We're less than three weeks from Election Day, and the end of this hard-fought effort by Mitt Romney and President Barack Obama to get the next presidential term. We are to believe that there are profound differences between the two in all significant ways, that Obama is somewhere on the left side and Romney there on the right somewhere, and that we are choosing between vastly different outcomes, especially in an area as important as how to improve the 20.7 million jobs Americans could absorb right away. Yet in truth that is not the case.
During the campaign, neither candidate has voiced much of substance about how to create more jobs than recent levels, which have increased monthly but not enough to cover population increases. Obama’s acceptance speech at the Democratic National Convention proposed no significant action on jobs, and Romney has said little than expecting a stronger-economy-fueled gain of 12 million of them over four years.
What difference is there between Obama and Romney on jobs and related issues? On tax rates, the most significant differences between the candidates were on people with the highest incomes. On corporate rates, the sitting president supports a 28% top rate, with a challenger who wants 25%. We can bring in someone who thinks capital-gains taxes for those with the highest incomes should be 15%, or retain one who prefers 20%. We can choose as president one of two who advocate similar welfare payments, similar Social Security benefits, and more free trade. We can have a candidate who has “energy independence” listed first among his five-point plan for American jobs, or a president who publicly wished, in the fourth paragraph of his 2012 State of the Union Address, for “a future where we’re in control of our own energy,” and later on, said he was ordering his “administration to open more than 75 percent of our potential offshore oil and gas resources.” We can either pick a self-avowed conservative, or re-elect someone who said earlier in the year that he believed, as did Republican Abraham Lincoln, “that government should do for people only what they cannot do better by themselves, and no more.”
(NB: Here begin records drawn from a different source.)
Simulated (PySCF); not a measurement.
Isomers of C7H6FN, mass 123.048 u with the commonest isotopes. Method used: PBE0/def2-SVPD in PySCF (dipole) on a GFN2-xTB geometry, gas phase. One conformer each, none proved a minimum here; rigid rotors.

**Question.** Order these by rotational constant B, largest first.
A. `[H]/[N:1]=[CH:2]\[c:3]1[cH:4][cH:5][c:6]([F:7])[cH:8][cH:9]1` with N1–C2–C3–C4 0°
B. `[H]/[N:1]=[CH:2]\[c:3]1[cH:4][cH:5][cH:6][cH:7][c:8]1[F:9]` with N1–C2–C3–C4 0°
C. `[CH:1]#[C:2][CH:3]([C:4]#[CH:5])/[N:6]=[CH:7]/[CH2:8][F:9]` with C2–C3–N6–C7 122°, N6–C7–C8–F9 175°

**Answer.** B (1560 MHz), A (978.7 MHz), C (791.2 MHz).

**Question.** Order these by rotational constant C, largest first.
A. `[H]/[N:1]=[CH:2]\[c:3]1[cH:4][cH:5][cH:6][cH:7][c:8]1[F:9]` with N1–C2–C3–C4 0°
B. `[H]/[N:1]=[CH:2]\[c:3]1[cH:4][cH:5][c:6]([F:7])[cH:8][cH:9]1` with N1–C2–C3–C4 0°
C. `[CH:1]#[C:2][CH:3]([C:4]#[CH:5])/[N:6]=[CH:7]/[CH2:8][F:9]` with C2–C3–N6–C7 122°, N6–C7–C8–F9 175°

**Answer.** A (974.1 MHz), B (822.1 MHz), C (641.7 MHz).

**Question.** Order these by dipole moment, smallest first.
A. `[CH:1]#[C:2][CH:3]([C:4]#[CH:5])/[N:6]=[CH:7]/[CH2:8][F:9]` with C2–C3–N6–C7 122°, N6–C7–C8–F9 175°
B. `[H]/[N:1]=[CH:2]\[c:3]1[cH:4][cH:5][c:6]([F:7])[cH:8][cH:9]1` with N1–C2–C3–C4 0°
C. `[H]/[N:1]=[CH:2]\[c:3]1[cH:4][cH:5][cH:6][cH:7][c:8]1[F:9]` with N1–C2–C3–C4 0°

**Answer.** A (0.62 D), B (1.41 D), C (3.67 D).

Many people have questioned Romney’s conservatism, but how liberal is Obama, actually, on jobs? Consider the following statements he has made this year:
- “We should start with our tax code. Right now, companies get tax breaks for moving jobs and profits overseas. Meanwhile, companies that choose to stay in America get hit with one of the highest tax rates in the world. It makes no sense, and everyone knows it.”
- “We can give more tax breaks to corporations that ship jobs overseas, or we can start rewarding companies that open new plants and train new workers and create new jobs here, in the United States of America.”
- “I will go anywhere in the world to open new markets for American products.”
- “Michelle [Obama] and Jill Biden have worked with American businesses to secure a pledge of 135,000 jobs for veterans and their families.”
- “I’ve approved fewer regulations in the first three years of my presidency than my Republican predecessor did in his. I’ve ordered every federal agency to eliminate rules that don’t make sense. We’ve already announced over 500 reforms, and just a fraction of them will save business and citizens more than $10 billion over the next five years.”
- “Right now, our immediate priority is stopping a tax hike on 160 million working Americans while the recovery is still fragile. People cannot afford losing $40 out of each paycheck this year.”
Those are the sorts of things as likely to come to pass under a President Romney as under a second Obama term. They will help - but will they be enough? The drop in official unemployment may have fooled some into thinking the jobs crisis is ending, but it is not. If times are relatively good, we will likely postpone the time of reckoning on Work’s New Age, but before the next election most will know we have something more here than a slow recession recovery. We need help. Perhaps in 2016 the jobs crisis will be drawing specific, maybe hard, solutions from the presidential challengers. For now, though, we’re looking at four more years of same old-same old – no matter who wins.